Downfall

Irish Daily Star

Ultimately, it was Eugene Greene’s own sense of invincibility that was his downfall.

Four days before Christmas 1997, the Donegal priest contacted a local detective Garda, John Dooley, to complain that he’s been threatened by a blackmailer.

The semi-retired cleric didn’t say why he was blackmailed, but the detective soon found out: Greene was a serial child abuser.

The blackmailer, one of Greene’s victims, had made contact with the priest out of desperation, trying to raise money to pay mounting debts owed to the banks for the house he was building for his family.

When the detective confronted him, he confessed immediately.

‘That bastard Greene sexually molested me,’ he blurted out.

The story the young man told launched a major investigation.

Dooley and Garda Martin Ridge, a former Special branch detective based in the north of the county, uncovered a trail of abuse dating back to the mid-1960s.

  • A 1976 complaint about Greene to his parish priest was not acted on. Greene simply disappeared from the parish for a few weeks, then returned as if nothing had happened.
  • The Raphoe Diocesan office had ‘no record of any allegation being filed’
  • The order he belonged to, St Patrick’s Missionary Order, also had ‘no reports [in their files] of any form of misbehaviour’ during the decade he spent in Africa on missionary work
  • Although Greene spent time in 1992 in the Our Lady of Victory centre in Stroud, England, where other priests received psychosexual treatment, the Church said he was sent there ‘in connection with alcoholism’.
  • Unknown to each other at the time, three brothers in one Donegal family fell victim to the predator
  • Most of his victims were altar boys, who served mass with him in Donegal.
  • One boy only escaped being raped in the priest’s kitchen because he him him with a saucepan.
  • In all, the two Guards found twenty Six victims in six different Donegal parishes between 1965 and 1982.

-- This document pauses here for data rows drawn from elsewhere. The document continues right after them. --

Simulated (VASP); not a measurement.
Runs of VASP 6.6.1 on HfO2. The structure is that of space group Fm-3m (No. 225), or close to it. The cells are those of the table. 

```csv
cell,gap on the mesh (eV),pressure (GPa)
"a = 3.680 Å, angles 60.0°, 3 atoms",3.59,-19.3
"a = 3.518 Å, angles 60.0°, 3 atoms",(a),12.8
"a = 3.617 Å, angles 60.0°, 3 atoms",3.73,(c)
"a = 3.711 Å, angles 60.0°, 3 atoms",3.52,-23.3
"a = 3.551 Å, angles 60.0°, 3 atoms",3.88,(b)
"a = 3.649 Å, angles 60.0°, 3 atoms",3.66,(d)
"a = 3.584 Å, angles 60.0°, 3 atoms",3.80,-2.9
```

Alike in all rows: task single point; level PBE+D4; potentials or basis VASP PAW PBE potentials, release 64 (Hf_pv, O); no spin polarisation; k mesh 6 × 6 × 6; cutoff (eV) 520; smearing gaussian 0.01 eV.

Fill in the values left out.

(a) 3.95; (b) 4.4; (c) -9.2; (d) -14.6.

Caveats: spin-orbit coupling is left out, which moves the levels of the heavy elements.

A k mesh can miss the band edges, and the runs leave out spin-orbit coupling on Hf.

But the detectives investigating the case believe that there were many more victims who never came forward, including some who were driven to suicidal despair.

A BBC Spoltight investigation later discovered that ‘serious concerns’ were first raised about Greene in 1971.

Yet Bishop Philip Boyce said when he was ordained bishop in October 1995 he was not aware of any child sex abuse allegations against Greene.

And the first he heard of them was when Gardai contacted his office in late 1998.

Greene eventually pleaded guilty to over 40 charges of indecent assault, buggery and gross indecency.

In April 2000 Greene was sentenced to 12 years in prison, the highest sentence ever handed to a pedophile priest.

During his trial, the judge was force to adjourn the hearing, so gruelling was the evidence he had to listen to.

Yet amazingly, when he was released last year, there were reports that former parishioners had raised €25,000 for Greene.

After the Murphy report into clerical abuse in the Dublin diocese was published, Bishop Boyce said he would welcome any inquiry into his diocese.